Appalachian Trail – Skyland to Big Meadows

This pleasant section 7.9 mile hike along the Appalachian Trail takes you between Shenandoah National Park’s two large, historic lodges.  You can eat breakfast at Skyland, do the hike, and then have lunch at Big Meadows.

View from Timber Ridge
This hike offers a great mix of open views and passages through deep, fern-carpeted woods. Below: Hikers pass three talus slopes on Hawksbill Mountain; The forest floor was covered with abundant ferns; The trail is clear and well-maintained, but can be rocky.

Talus Slope on Hawksbill Ferns Christine on the Trail

Christine Says…

Most popular hikes in Shenandoah National Park lead away from the Appalachian Trail – down into the hollows or up to Shenandoah’s taller peaks.  The AT is usually relegated to being used as a connector trail or the return arm of a loop hike.  Many hikes on our blog include segments along the AT, but we’ve never posted a hike exclusively along the trail.  We decided it was time to change that.

On Saturday, we decided to do a “lodge-to-lodge” section hike – taking the Appalachian Trail from Skyland to Big Meadows.  It’s a 7.9 mile section, with an optional .2 mile spur trail to visit the Rock Spring Cabin and Hut.  Our original plan was to eat breakfast at Skyland, do our hike, and then eat lunch at the Big Meadows Wayside. But, we woke up hungry and ended up having bagels and fruit before we left the house in the morning.

We left one car parked at the Big Meadows amphitheater and proceeded to the Stony Man parking area at the north entrance of Skyland to set out on our hike. The trail initially cuts through the patch of forest between Skyline Drive and the lodge.  Recently, we’ve been seeing a bear with three new cubs along the road running parallel to this patch, so we were hoping we would come across the family.  No such luck.

After about a half-mile, we crossed the road at the south entrance of Skyland (you could also park here and cut a small amount of distance off the hike).  The trail passes the Skyland Stables and descends into the woods.

The terrain along the Appalachian Trail is varied and diverse.  Some sections are smooth dirt, others are jagged and rocky.  The vegetation along the trail is beautiful – alternating between lush expanses of fern, thick stands of mountain laurel and majestic groves of trees.  Occasionally, the trail passes beneath a scenic overlook on Skyline Drive.   Uphill from the trail, you can see families taking in park scenery from the comfort of their cars.  Most of them never even notice us hiking below.  I always wonder how many people visit the park and never leave the scenic byway.  The best of Shenandoah is off the road, and so many people miss that.

Rock Spring Hut
We took the short spur trail off the Appalachian Trail that leads to the Rock Spring Hut and the Rock Spring Cabin. Below: The view of the valley from the front porch of the Rock Spring Cabin; We checked out the journal in the hut and found entries from the thru-hikers we met a couple weeks ago;  Although we didn’t see any fawns on the hike, we saw a few on the ride back to pick up our second car.

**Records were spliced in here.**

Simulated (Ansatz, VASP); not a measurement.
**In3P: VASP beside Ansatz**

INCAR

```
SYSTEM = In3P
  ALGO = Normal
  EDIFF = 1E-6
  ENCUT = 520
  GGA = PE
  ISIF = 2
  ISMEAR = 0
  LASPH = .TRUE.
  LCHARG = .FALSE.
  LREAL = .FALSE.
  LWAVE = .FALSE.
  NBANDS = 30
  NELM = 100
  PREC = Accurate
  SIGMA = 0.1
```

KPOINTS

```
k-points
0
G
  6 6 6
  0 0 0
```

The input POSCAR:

View from the Rock Spring Cabin Rock Spring Hut Trail Journal Newborn Fawn

The trail skirts around the western side of Hawksbill Mountain – Shenandoah’s tallest.  Shortly after passing Hawksbill, a spur trail leads .1 miles down to two structures maintained by the Potomac Appalachian Trail Club (PATC).  The Rock Spring Cabin is rented out by the PATC and is available to the general public.  The cabin has a beautiful view of the valley beyond.  We were lucky to run into a woman renting the cabin for the weekend, and she was kind enough to let us take a peek inside.  The cabin was quite cozy and well equipped.  The other structure in the area is the Rock Spring Hut.  It’s a three-sided building with an elevated sleeping platform.  A spring for fresh water and a privy are located close by.  The hut was put in place to provide shelter to thru-hikers and section hikers along the Appalachian Trail.  We took a few minutes to check out the journal at the shelter, and were able to find entries from the thru-hikers we met a few weeks ago.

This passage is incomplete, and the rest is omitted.